On May 3, the Senate Criminal Justice Committee took up an amended version of Rep. Terry Keel‘s HB 268, absent the language that would have made Texas the first state to “opt-in” to fast-tracked federal court review of the state’s death penalty cases. Keel said that he and Sen. Juan “Chuy” Hinojosa, D-McAllen, worked together to craft the language changes necessary to make the bill palatable to the Senate. Although the bill was left pending last week, Keel said he anticipates it’ll be smooth sailing for the measure, which he expects will soon become law: “This is the Real Keel Deal,” he said.

Back in March, Keel was rather abrasive (to put it mildly) with witnesses testifying in opposition to his bill during its hearing in the House Criminal Jurisprudence Committee, which Keel chairs. The main complaint of those who spoke against the measure centered on a provision of the bill that would allow former prosecutors without any defense experience to be appointed to represent indigent defendants in death cases. (See “Terry’s Tantrum,” April 1.)

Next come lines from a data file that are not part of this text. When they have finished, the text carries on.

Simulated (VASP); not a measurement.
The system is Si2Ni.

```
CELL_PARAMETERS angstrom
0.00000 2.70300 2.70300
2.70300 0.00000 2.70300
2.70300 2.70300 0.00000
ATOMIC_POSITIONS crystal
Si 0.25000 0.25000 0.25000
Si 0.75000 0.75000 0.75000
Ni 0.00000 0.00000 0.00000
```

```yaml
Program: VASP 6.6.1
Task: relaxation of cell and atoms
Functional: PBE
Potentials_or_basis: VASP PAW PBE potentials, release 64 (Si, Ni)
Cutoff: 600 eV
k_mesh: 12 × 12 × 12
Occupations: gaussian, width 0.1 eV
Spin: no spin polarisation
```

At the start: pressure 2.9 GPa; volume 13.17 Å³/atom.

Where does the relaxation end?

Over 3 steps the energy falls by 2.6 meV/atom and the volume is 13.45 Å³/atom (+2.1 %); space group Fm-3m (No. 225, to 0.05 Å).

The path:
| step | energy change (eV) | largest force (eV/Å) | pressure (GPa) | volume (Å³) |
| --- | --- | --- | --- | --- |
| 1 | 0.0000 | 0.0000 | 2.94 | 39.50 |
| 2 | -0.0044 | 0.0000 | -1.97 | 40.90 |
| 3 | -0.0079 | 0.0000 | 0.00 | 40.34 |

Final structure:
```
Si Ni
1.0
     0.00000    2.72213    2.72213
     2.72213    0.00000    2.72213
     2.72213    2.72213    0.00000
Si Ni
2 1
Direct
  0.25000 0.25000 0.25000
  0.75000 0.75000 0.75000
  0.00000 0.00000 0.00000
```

The more troubling provision, however, was one that would create a distinct set of qualifications for attorneys appointed to represent indigent death row clients on their post-conviction writs of habeas corpus. The codifying of specific requirements for such appellate appointments would likely trigger a currently dormant provision of the federal Antiterrorism and Effective Death Penalty Act of 1996 that, in essence, places death row defendants on the fast-track to execution by curtailing the review process in federal court. So far, no state has promulgated standards to trigger the so-called “opt-in” provision of the AEDPA, and death penalty foes argue that Texas, with its active death chamber and less-than-stellar reputation for handling indigent death cases, is the last state that should offer itself up for accelerated federal-court review.

According to Keel, however, HB 268’s opponents can put their opt-in fears to rest. Keel said that he and Hinojosa, with the help of a writ attorney, crafted new language that would strengthen appointment standards while avoiding the AEDPA’s opt-in provision. Instead of “mandatory standards” for appellate appointments, Keel said, the bill now refers to “discretionary qualifications promulgated by the Task Force on Indigent Defense,” the 13-member body created in 2001 to oversee implementation of the Fair Defense Act. “We agreed to take the words, ‘the task force shall,’ and make them the ‘task force may,'” Keel said, which should be enough tweaking to bypass the dreaded opt-in provision.

While the compromise may have legislators and defense attorneys singing Kumbaya, it might not please Court of Criminal Appeals Chief Justice Sharon Keller, who told the House committee in March that triggering the opt-in provision would be a good thing for Texas because there would be “more deference … to [our] state court decisions,” meaning the decisions of the CCA would be even more difficult to challenge.